Manoj Mitta: Jawaharlal Nehru wanted sedition law out in 1951

"Now so far as I am concerned that particular section is highly objectionable and obnoxious and it should have no place both for practical and historical reasons, if you like, in any body of laws that we might pass. The sooner we get rid of it the better." 

Jawaharlal Nehru said this about the sedition provision, Section 124A IPC, in Parliament in 1951. The scandal of a cartoonist being thrown behind bars on the charge of sedition comes as a rude reminder, six decades later, that Nehru's promise to scrap this colonial legacy has not been kept. This is despite the fact that the sedition provision has been all through notoriously prone to abuse. Take the Gujarat high court's dismissal in April of five sedition cases filed against TOI's Ahmedabad edition in 2008 by then police commissioner O P Mathur. The provocation for those cases was a series of stories showing Mathur had been rewarded by the then home minister Amit Shah for botching up a fake encounter probe. Mathur and Shah have since been arraigned together by the CBI in the same matter. 

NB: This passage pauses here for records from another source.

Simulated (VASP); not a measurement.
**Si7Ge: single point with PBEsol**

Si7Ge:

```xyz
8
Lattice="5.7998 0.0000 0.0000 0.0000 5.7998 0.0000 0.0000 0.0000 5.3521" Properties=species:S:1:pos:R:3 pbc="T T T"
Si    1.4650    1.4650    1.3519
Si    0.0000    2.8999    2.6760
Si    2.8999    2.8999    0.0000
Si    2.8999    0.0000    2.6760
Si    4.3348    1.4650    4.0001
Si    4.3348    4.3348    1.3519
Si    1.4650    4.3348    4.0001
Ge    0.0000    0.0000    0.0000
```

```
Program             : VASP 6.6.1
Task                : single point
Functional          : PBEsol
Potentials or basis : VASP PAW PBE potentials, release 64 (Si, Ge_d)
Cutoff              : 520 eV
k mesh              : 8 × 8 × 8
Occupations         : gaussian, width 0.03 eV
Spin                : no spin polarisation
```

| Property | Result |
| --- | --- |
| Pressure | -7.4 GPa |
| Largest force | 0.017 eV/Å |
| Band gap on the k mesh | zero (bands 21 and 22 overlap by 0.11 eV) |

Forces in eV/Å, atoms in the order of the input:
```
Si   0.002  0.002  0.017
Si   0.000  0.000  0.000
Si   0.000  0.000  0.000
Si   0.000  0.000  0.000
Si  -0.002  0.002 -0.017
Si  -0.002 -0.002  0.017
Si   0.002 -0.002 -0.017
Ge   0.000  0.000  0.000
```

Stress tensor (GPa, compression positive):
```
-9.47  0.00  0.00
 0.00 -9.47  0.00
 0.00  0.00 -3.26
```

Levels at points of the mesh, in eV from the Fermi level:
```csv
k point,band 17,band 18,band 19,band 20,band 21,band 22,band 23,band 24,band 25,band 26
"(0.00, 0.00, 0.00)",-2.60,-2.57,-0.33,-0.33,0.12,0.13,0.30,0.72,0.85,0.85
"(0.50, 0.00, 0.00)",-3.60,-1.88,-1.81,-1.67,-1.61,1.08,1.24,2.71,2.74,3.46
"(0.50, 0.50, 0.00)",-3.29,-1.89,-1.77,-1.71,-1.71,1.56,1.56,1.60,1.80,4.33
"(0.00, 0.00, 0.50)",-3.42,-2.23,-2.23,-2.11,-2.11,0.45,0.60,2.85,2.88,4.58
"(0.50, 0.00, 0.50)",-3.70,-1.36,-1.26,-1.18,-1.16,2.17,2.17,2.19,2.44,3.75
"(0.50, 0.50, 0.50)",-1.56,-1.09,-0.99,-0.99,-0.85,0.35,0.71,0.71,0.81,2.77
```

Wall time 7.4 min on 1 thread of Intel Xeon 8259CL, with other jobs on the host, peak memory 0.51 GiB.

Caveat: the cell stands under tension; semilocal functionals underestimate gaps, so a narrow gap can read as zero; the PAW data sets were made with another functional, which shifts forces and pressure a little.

The most controversial conviction for sedition in recent years has been of human rights defenderBinayak Sen, while activist-author Arundhati Roy is facing prosecution for her radical views on Kashmir. The police have also slapped sedition charges on Koodankulam nuclear plant protesters. Most of the cases fly in the face of the condition on which the Supreme Court upheld the constitutionality of the sedition provision in 1962 in the Kedar Nath Singh vs Bihar case. The condition that has been lost sight of is that the sedition law must be invoked only against those found to be inciting violence or armed rebellion.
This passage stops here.